But, leaving that aside... applying Wei Dai's argument to Pebblesorters involves asking whether Idealized Pebblesorters use words like "right" and "should" and "good" and "correct" and "proper" with respect to prime-numbered piles, the way Base Pebblesorters do.

I'm not sure what the answer to that question is. It seems to me that they just confuse themselves by doing so, but I feel that way about humans too.

You're certainly right that the computation that encodes their preferences doesn't involve words, but I don't know what that has to do with anything. The computation that encodes our preferences doesn't involve words either... and so?

The further along this track I go, the less meaningful the question seems. I guess I'm Just Not Getting It.

The vicious circle isn't really there, any more than (in the terminology of Good and Real) a properly constructed street-crossing robot would use the knowledge of its safe disposition to conclude that it must be safe to cross. See also You Provably Can't Trust Yourself.

"Properly constructed" is the key phrase here. The vicious circle shouldn't be there, and wouldn't be if "right" is defined correctly (for example perhaps as a logical construct which itself doesn't refer to "right"), but if by "right" IE means IE's output, then it is there.

By "right", BE and IE both mean "the output of algorithm X". The fact that IE happens to be algorithm X doesn't cause a vicious circle.

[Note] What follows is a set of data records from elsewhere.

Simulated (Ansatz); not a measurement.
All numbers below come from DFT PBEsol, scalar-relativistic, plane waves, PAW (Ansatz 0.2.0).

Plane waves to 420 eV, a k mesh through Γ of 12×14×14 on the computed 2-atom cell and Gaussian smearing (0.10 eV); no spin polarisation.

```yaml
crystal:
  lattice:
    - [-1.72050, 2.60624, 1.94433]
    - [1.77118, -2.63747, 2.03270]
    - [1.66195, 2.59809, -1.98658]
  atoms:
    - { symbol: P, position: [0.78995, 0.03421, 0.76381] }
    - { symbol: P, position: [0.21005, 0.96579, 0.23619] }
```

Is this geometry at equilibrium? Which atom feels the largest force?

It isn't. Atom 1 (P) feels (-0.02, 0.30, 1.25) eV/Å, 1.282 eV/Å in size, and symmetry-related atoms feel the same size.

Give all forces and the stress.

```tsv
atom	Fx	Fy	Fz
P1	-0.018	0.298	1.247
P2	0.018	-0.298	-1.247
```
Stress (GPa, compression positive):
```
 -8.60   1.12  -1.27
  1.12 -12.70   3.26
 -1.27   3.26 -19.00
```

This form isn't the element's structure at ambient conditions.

There is another option you might have not considered. Eliezer (IE) can not be described to either make use of the words or not. To get from wrong to right you need change. If you reached maximally right you don't need change, therefore you become static. Eliezer (IE) might simply reach a completely static world state that is optimally right, after which it simply holds or becomes unchanging. A program that doesn't run, or is static, can neither be described to make use of a labeling nor to not make use of it.

One might argue that Eliezer (IE) has to preserve an optimal right world state. But that argument implicitly assumes that a world state has to be static. But even a dynamic world state involving a periodic function could not reasonably be described to be right compared to something better if it is optimal. There is no light without darkness, if nothing is wrong then right ceases to exist.

So maybe Eliezer (IE) should not be thought of as either making use of such labels or not but simply as Eliezer (IE).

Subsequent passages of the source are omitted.